I started modeling some 27 years ago whilst going to Saturday morning life drawing classes at the Wilson's Rd annex of Camberwell School of Art.
I was just 17 then and I was paid £15 for the 3-hour session plus some extra for the train fare home. The foundation department hired me from then on. Quite a few times, I'd turn up to a life drawing group expecting to draw and ended up as the subject.
I met a French model that was living in a squat in Camberwell Grove and we would often spend some time cooling off in an old bath in the back garden. Sometimes we’d pose together in life classes, either sleeping, sitting or in some sort of embrace. This was unusual at the time and we became quite popular, particularly with matching Mohicans.
In 25 years I have done some very strange poses at various establishments, including being Eros, the flying boy statue in Piccadilly Circus, at the Wimbledon School of Theatre Arts, where I spent a month in a harness suspended from the ceiling.
Modeling brings up so many surprises and funny situations. I suppose it’s partly due to the fact that it’s quite unusual for people to be entirely naked in front of clothed people. Sometimes the tutor has a very definite idea about a pose or setting. At other times it’s up to me to set the pose. Modeling is like teaching. You have to think about the pose; it’s length, what the space is like and the effects upon the pose. Modeling is a job. You turn up, take your clothes off and you’re the subject of everyone’s gaze. I’m the model who goes into a pose and out of it when the time is up. I’m in the room, but I’m not an object of desire. It's a normal job, but then what’s normal about a job these days? I like to go to a job that I don’t have to worry about what to do or even what to wear.
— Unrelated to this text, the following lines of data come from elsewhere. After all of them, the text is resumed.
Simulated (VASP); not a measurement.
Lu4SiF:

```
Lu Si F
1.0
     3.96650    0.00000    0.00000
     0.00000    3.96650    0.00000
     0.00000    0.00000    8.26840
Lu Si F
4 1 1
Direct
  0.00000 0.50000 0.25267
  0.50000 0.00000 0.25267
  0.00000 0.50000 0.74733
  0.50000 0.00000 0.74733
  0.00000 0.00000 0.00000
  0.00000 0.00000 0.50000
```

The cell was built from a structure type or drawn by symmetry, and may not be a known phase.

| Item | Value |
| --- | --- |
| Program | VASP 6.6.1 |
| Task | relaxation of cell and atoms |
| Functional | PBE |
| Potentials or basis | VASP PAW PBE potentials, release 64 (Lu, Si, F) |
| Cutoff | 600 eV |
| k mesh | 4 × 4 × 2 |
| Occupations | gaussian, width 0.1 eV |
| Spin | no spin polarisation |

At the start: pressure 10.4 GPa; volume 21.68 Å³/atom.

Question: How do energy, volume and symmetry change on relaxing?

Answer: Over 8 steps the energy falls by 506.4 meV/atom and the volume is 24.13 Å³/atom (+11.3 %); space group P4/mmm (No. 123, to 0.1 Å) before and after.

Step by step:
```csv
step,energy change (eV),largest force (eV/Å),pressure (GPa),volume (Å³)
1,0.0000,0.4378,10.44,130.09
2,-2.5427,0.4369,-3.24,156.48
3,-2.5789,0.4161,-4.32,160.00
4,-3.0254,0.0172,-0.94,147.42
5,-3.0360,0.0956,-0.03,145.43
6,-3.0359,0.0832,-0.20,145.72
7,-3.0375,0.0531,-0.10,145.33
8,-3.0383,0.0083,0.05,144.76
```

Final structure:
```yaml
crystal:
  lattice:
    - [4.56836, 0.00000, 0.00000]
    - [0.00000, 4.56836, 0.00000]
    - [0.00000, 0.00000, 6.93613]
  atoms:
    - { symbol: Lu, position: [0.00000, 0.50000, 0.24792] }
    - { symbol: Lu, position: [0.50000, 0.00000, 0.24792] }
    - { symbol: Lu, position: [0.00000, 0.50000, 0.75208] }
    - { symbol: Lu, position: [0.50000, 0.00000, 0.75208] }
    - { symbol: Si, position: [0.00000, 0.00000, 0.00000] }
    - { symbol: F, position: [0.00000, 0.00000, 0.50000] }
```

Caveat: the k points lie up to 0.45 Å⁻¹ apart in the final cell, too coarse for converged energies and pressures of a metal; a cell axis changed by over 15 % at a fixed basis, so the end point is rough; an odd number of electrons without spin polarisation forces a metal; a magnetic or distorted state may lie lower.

I’ve had the occasional uncontrollable fits of laughter whilst modeling. On one occasion I was in a complicated group setting with several naked and semi naked models sprawled over a setting made to look like Geracaults ‘Raft of the Medusa’ I was laying on my back next to this lad with his muscular inner thigh right next to my face. He had a very big Prince Albert, (I think Queen Victoria’s husband had one). Anyway, I had this hot flush sensation and had to cover myself for a few moments, but two of the students said they preferred my hands where they were behind my back and painted me as I was. The weeklong pose was very complicated and the students didn't complain. It didn’t put me off doing group settings again but it did make me think of how to avoid similar circumstances from happening again. Sometimes I playback music or work out a new cycle route across London, anything to massage the mind.’
Today’s life class is a thriving part of art education and the art world is changing back towards figuration and traditional notions of the nude.
Take away the functional facts – some people are learning about looking and anatomy whilst someone else is earning a little money, and it becomes an ambiguous transaction. Who is in charge? Everyone is fixed. The model stands or sits, sometimes high up, always the centre of attention, positioned and surrounded. Perhaps the students at their easels are like a congregation.
I still model from time to time, mainly for private groups and friends. These days I find that so many so called 'organizers' of life drawing groups, particularly individual artists want models to send jpgs of hopeful models and don't respond, using the jpg images instead of hiring models. It’s been a fun quarter century posing for artists, students and tutors. I have seen so much change and development, much of it for the better. Figurative art and the study of the human form has survived through many ‘isms’ and returned from the stormy passage of unpopularity when minimalism and post-modernism was all in vogue. Now figuration is back and more popular as ever and life classes and classes remain the core of many adult education and local art groups.